SAWHET v1 proved a valuable research and teaching tool but was not scalable. It used proprietary web services licensed to our home institution, and required significant Java programming skills. To share SAWHET with others we needed a more nimble framework.

 

SAWHET v2.0

SAWHET v2.0 is an open-source R Shiny application that we and other users can modify or expand easily. Version 2.0.0 provides the report collection web form and basic content validation.

Other users can install a fully functional copy of SAWHET in about 1 hour. Course numbers, instructors, and help tools are modified by changing the plain text files that contain the data. Full instructions are in the Deployment Guide.


Our Resources

Resources Links
  Current version (v 2.0) on ShinyApps.io   Web page
  Minimum viable version of SAWHET v2.0   Web page
  Code for R Shiny package (released under GNU GPLv3 license.)   GitHub repository
  Deployment Guide   R/MD file
  DOCX file

 

Looking Ahead

We are recruiting collaborators with experience writing R Shiny applications to help us expand SAWHET's capabilities. These are a few of the potential screening functions that can be added to the core report collector framework. Items marked "*" have been implemented already; as new functions are added, we will update the demo version of the app and release updated code to GitHub.

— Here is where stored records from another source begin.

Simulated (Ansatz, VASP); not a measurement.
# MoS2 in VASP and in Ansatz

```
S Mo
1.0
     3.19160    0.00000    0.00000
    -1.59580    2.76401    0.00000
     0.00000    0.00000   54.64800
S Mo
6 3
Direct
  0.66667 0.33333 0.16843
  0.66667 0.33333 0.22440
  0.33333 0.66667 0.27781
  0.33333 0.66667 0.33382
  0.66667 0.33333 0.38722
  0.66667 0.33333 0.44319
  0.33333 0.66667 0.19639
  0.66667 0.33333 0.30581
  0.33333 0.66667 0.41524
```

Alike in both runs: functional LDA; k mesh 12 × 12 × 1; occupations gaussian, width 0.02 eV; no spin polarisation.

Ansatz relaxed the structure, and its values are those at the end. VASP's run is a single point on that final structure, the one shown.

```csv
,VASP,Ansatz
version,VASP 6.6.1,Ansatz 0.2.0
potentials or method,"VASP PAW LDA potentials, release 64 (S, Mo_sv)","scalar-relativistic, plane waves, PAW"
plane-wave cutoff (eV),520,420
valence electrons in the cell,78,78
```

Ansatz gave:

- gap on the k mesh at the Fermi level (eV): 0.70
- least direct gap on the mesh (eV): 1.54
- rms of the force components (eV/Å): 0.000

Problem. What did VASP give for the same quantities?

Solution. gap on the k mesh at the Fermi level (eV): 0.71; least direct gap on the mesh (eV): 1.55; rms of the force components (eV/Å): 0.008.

  Types of Checks   Examples
   Binary (yes/no) checks
  • Are all the required text sections present?*
  • Are there images (figures, tables)?
  Count checks
  • Is the "X" section at least "#" words long?*
  • Are there at least "#" citations? (partial)
  Rules- &  REGEX-
  based checks
  • Do the introduction and discussion sections have citations?*
  • Are the citations formatted correctly?
  • Is there a statement of the central hypothesis in the introduction?
  • Are the methods in a narrative format or bulleted list format?
  • Are statistical results summarized correctly?
  Comparison checks
  • Are any 4-5 word phrases in this report also present in other reports in the data archive?
  • Are any words in the master vocabulary list misspelled?
  NLP checks
  • At what reading level is the report written?
  • How many noun phrases are present?

 

If you have suggestions for other functions to add to SAWHET v2.0, please share those idea in the Comments. Check the list of To Do items in the automated support sub-project, and let us know if you want to take on one or more items.

We also are interested in exploring two educational research questions related to automated feedback.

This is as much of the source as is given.